While integer IPC is essentially the same between E8895’s M2 CPU and S835’s Kryo 280, the E8895’s floating-point IPC is notably higher, surpassing the S835 in every test except Ray Tracing. Its advantage over the S835 is particularly pronounced in the SFFT (46%), SGEMM (22%), and Gaussian Blur (23%) tests. The E8895 even manages to outperform the S820/S821 at times, which still has the best overall floating-point IPC of current SoCs, taking the lead in the SGEMM, SFFT, and Speech Recognition workloads.
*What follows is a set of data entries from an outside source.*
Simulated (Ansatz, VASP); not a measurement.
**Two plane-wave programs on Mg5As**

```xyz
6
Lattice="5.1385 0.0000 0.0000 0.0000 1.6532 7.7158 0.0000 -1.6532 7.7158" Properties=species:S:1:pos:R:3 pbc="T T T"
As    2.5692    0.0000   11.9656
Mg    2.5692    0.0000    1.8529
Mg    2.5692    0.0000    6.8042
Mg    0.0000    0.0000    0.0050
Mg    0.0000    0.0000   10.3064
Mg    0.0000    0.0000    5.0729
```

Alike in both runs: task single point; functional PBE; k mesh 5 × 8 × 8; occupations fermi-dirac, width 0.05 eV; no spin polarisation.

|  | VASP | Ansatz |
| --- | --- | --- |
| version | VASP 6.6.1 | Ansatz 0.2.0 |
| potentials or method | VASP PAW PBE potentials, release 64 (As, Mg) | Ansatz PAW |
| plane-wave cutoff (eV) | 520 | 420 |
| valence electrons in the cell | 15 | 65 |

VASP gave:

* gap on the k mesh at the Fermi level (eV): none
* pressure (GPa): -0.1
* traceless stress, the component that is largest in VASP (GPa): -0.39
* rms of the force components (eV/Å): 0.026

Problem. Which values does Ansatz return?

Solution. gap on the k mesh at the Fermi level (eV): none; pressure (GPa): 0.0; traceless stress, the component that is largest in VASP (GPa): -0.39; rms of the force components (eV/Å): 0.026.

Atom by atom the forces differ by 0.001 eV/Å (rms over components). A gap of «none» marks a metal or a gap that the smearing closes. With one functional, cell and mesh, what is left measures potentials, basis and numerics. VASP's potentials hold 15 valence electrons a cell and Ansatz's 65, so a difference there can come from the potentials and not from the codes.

Geekbench 4 (Single Threaded)  Floating Point Score/GHz

After taking the geometric mean of the Geekbench 4 floating-point subtest scores and dividing by CPU frequency, the E8895 holds a 17% IPC advantage over the S835. The S820/S821’s IPC is still higher than both the E8895 and S835 by 11% and 31%, respectively. The S835’s Kryo 280 CPU delivers the same floating-point performance in these workloads as the A72 and A73, with all 3 CPUs showing a minimal 3-5% advantage over the older A57. Altogether, the past 3 generations of big CPU cores only show a 35% difference in floating-point IPC in Geekbench 4.

Memory Performance

The Geekbench memory tests show some performance differences between the Galaxy S8’s two SoCs. The E8895 performs significantly better than the S835 in the Memory Copy test that uses the memcpy() routine with randomized offsets; however, the S835 delivers higher bandwidth when streaming to system memory along with a 9% lower latency figure.

Geekbench 4 - Memory Performance
Single Threaded
  Exynos 8895
(Galaxy S8)
Snapdragon 835
(Galaxy S8)
Snapdragon 821
(LeEco Le Pro3)
Kirin 960
(Mate 9)
Memory Copy 6.74 GB/s 4.32 GB/s 8.05 GB/s 4.60 GB/s
Memory Latency 147.5 ns 134.4 ns 150.2 ns 140.4 ns
Memory Bandwidth 14.95 GB/s 16.87 GB/s 13.93 GB/s 17.23 GB/s

It’s always interesting to look further back in time to see how performance has improved over several generations. In this case, the memory bandwidth test shows the biggest gains when comparing the Galaxy S8 to the Galaxy S5 (S801) and Galaxy S6 (E7420), where the older SoCs can only muster 6.95GB/s and 7.51GB/s, respectively, compared to at least 14.95GB/s for the S8 (E8895). The gains in the Memory Copy test are not as dramatic, with the Snapdragon version of the S8 (4.32GB/s) showing a small improvement over the S5 (3.98GB/s) and S6 (3.35GB/s). The transition from LPDDR3 to higher-frequency LPDDR4 DRAM along the way certainly helped boost performance, as did improvements in CPU microarchitecture (the AGUs in particular).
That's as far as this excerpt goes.